WE LOVE HATE MAIL - DECEMBER
Gigantic Guy with Tiny Dog: "Do you have one of those metal collars?"
ME: "Metal Collars?"
GGwTD: "Made with the chain..."
ME: "Oh! CHOKE Collars! No. We don't carry them, Sorry."
GGwTD: "I don't choke my dog."
ME: "Technically, you're right. The collar does that. But if you just got just one of your gigantic hands around that dog's neck, you could..."
GGwTD: <Sends me a glaring look.> "Every time I come in here you're eating."
ME: "No wonder I've been gaining weight. Would you mind coming in less frequently?"
GGwTD: "You're some kind of wise-ass. I wonder what your boss will think about that. And what your wife and family will think when you're out of a job."
ME: "OH, PLEASE MISTER, PLEASE DON"T TATTLE ON ME!! My boss said it was the last straw when I filled the company truck up with kerosene instead of gasoline and left the emergency brake off and the truck rolled into the harbor and landed on Old Man Creutzfeld's dingy and sunk his bait barge. So of course Old Man Creutzfeld took his shotgun and tried to shoot my boss when he was skinning a couple goats for our Annual Godless Summer Festival..."
ME: "And my wife says if lose another job this summer that she's going to take little Mbutu and Cayenne back to her ex-boyfriend's in Buckfield who happens to be my meth dealer and half-brother....

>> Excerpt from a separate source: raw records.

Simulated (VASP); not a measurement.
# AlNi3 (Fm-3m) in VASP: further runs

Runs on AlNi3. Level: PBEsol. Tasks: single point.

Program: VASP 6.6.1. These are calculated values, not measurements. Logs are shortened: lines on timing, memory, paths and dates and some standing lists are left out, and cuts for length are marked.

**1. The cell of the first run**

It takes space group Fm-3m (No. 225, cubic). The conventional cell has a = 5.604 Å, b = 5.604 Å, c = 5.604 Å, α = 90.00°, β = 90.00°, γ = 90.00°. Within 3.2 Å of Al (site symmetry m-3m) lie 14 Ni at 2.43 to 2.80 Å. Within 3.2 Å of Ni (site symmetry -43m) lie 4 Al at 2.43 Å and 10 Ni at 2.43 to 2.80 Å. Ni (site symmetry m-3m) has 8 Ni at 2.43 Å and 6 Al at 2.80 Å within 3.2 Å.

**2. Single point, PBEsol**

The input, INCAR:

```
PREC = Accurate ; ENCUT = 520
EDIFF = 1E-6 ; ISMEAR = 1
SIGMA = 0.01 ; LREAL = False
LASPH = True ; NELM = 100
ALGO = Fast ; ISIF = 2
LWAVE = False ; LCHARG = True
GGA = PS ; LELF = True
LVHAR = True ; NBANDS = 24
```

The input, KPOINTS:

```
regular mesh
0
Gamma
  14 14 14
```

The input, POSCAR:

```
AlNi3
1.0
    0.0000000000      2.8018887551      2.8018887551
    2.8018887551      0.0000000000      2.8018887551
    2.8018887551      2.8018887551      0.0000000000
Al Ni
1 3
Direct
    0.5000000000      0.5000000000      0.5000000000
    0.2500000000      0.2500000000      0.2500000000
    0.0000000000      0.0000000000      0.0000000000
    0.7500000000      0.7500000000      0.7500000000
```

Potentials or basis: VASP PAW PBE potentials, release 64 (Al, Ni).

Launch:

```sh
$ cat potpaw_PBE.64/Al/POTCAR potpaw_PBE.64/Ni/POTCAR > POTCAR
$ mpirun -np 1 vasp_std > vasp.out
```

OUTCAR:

ME: <Hiding my face. Sobbing uncontrollably.>
GGwTD: "You shouldn't be so snarky to people. It turns them off."
ME: "THAT'S JUST WHAT MY HALF-BROTHER SAYS! LOOK, OH PLEASE MISTER!! DON'T TURN ME IN! I'LL EVEN HELP CHOKE YOUR DOG! I WON'T EVEN TELL ANYONE!
GGwTD: "I don't... That's OK.... Wait....What??"
ME: "Thank you mister! Thank you!"
ME: "Thanks for shopping with us today!"